Tag Archives: Schoenberg Hall

Welcome to the 2015-2016 Season

The process of planning for and later presenting live performances is a remarkable encounter with careening variables. However refined a season schedule might be or however long we have planned with artists and colleagues for each project – we are ever aware that in an instant, things can change on a dime (and frequently do). Multifarious daily adventures become months and then a year, and a new season is born!

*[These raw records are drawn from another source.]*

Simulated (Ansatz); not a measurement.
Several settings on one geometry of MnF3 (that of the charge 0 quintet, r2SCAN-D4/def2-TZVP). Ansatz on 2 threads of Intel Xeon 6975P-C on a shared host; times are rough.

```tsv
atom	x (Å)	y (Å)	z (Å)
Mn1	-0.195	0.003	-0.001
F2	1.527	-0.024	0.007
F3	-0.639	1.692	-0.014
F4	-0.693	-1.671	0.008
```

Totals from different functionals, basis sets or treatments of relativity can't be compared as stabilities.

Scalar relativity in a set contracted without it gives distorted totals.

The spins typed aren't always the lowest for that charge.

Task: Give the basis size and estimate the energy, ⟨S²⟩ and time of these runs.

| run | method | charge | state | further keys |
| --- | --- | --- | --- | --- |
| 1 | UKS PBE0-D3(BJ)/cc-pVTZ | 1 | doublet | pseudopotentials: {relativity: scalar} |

Since our work at the Center parallels life at large, it also offers us abundant recognition of how interdependent we are in creating the conditions for great artistry to arrive and thrive on our stages. That is a potential and vitality that includes you – our patrons, members, supporters, subscribers, audiences, students and visiting cultural omnivores. Without your interest, involvement and support, none of this would happen. Thank you.

As you have come to expect from Center for the Art of Performance at UCLA, the 2015-2016 season reflects a diverse and highly considered program of contemporary performances.

One particular intention within our programming focus this season is the massive contribution of women in all of the art forms that our mission envelops.

Our Words & Ideas series is chock full of powerful, maverick and generous voices – from the literary genius of Ursula K. Le Guin, to the disarmingly brilliant cultural commentary of cartoonist Roz Chast. Miranda July returns to the Center for a top-secret experience, and we will hear from Moscow-based Russian feminist punk protest group Pussy Riot.

We also present a retrospective survey of one of the world’s most admired and influential choreographers Anne Teresa de Keersmaeker and her company Rosas. The world premiere of a major commissioned work by Ann Carlson, entitled The Symphonic Body UCLA features 100 performers culled from the workers on this campus. It is unlike anything you have experienced before. And, we present the world premiere of new work from L.A.’s beloved Latin-Urban collective CONTRA-TIEMPO under the direction of Ana Maria Alvarez.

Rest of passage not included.